EMU23 · 11/03/2023 12:05

Hi.
I am a long time lurker, but this is the first time I have posted.

I am trying to get my head around our financial situation and how we can move forward. I will give you some context....

We are both early-mid 40's, married for 12 years and 2 DC's. We own our house ( mortgaged) and we both work full time. We have a LOT of debt. I don't want this to become a debt post, as it's not really about that, and I don't want to share the numbers etc, however the situation is -

We both entered our relationship with some debt - CC's , loans for cars etc. Neither of us were particularly financially sensible in our twenties. We had several rounds of IVF, funded our own wedding and spent a small fortune renovating a house. We also weren't earning anywhere near our current level of earning so for a long time we were only really servicing the interest and not reducing the balance. We have now restructured all of the debt so that it is on the lowest possible interest rates, and we are overpaying to reducing the balance more quickly. We aren't adding to, or taking out any more debt. Like I said, this isn't just a debt post but I wanted to give some context. Our aim is to be unsecured debt free within 4.5 years

So I a trying to strike a balance where we enjoy life, do nice ( budgeted) things, whilst repaying the debt and saving some money for the future. I am struggling to get the balance right.
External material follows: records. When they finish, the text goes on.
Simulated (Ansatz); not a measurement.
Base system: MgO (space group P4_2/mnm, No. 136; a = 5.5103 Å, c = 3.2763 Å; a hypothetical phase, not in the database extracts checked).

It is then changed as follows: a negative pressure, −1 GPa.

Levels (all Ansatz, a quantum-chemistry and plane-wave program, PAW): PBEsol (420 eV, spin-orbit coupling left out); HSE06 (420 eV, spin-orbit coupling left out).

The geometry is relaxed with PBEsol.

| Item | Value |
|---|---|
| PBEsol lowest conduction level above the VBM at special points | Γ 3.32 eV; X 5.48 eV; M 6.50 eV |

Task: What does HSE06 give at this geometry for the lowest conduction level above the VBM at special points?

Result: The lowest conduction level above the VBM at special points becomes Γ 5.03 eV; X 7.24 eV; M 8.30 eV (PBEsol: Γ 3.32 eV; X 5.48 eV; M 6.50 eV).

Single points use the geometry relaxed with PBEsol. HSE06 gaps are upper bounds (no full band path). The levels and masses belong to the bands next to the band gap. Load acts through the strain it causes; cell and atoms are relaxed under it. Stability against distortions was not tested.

Now that we are both working full time we have a good joint income of around 105K per year. dh also does bits of freelance work throughout the year. Our average monthly take home is currently £6700.

Our mortgage is low(ish) at £520 per month. All of our other household bills come to slightly over £700 so £1120 for all of our household expenses. This includes all mobile phone bills, internet etc

I have become savvy with food shopping and manage to do this for £100 per week, although this is becoming increasingly difficult.

We run two cars and on a normal month we will spend £300 on petrol/diesel.

our dc's do various activities that cost us £150 per month and they always seem to need new blood clothes/shoes! We spend around £100 per month of these items.

We both have gym memberships costing a total of £62 per month.

So all in all, we spend about £2130 on general living.

We are trying to work our how to best allocate our money. I know that some people will say that we should thrown absolutely everything at the debt etc and I can understand that train of thought, however I feel that it's important for us to also have some fun. I don't want to not take my dc's on holiday for 5 years, or not be able to have days out. I want a plan that is sustainable for us.

So I was thinking that we should apportion the 'spare' money in the following way -

We will have about £4500 to split -

£2000 - debt ( this would be an overpayment as minimums are lower)
£500 - emergency fund for house/car issues
£300 - personal spends for me
£300 - personal spends for dh
£500 - savings for hols/days out
£300 - £150 each into savings for dc's
£600 - transfer to separate account and either use it to pay off a chunk of debt, or put towards home improvements etc.

I would like to add that I appreciate that there will be people reading this who are struggling to pay the gas bill. I a 100% not trying to piss anyone off. I have been there, and I know how that feels. I would certainly not have posted this on the cost of living board and I recognise that despite our debts, we are fortunate. Please don't berate me for asking for advice though - we are all different.

I would be grateful to hear how you would manage these finances.

OP posts:
Motnight · 11/03/2023 12:07

What would you each spend the £300 spare on? If it really is spare then that sounds like a lot to me.

EMU23 · 11/03/2023 12:11

Motnight · 11/03/2023 12:07

What would you each spend the £300 spare on? If it really is spare then that sounds like a lot to me.

Hi, For me it would be things like having my hair done. I would also save some for the odd night out/weekend with my friends as that it important to me.

OP posts:
Motnight · 11/03/2023 12:13

Ah OK, that makes sense then, Op.

Coffeellama · 11/03/2023 12:19

What do you want to achieve that you aren’t achieving now? You have plenty of money to do the things you want to do and pay off debt, in a well arranged way, obviously you could spend less on hair and more on food or debt if you wanted to. But I don’t understand what you feel is unbalanced?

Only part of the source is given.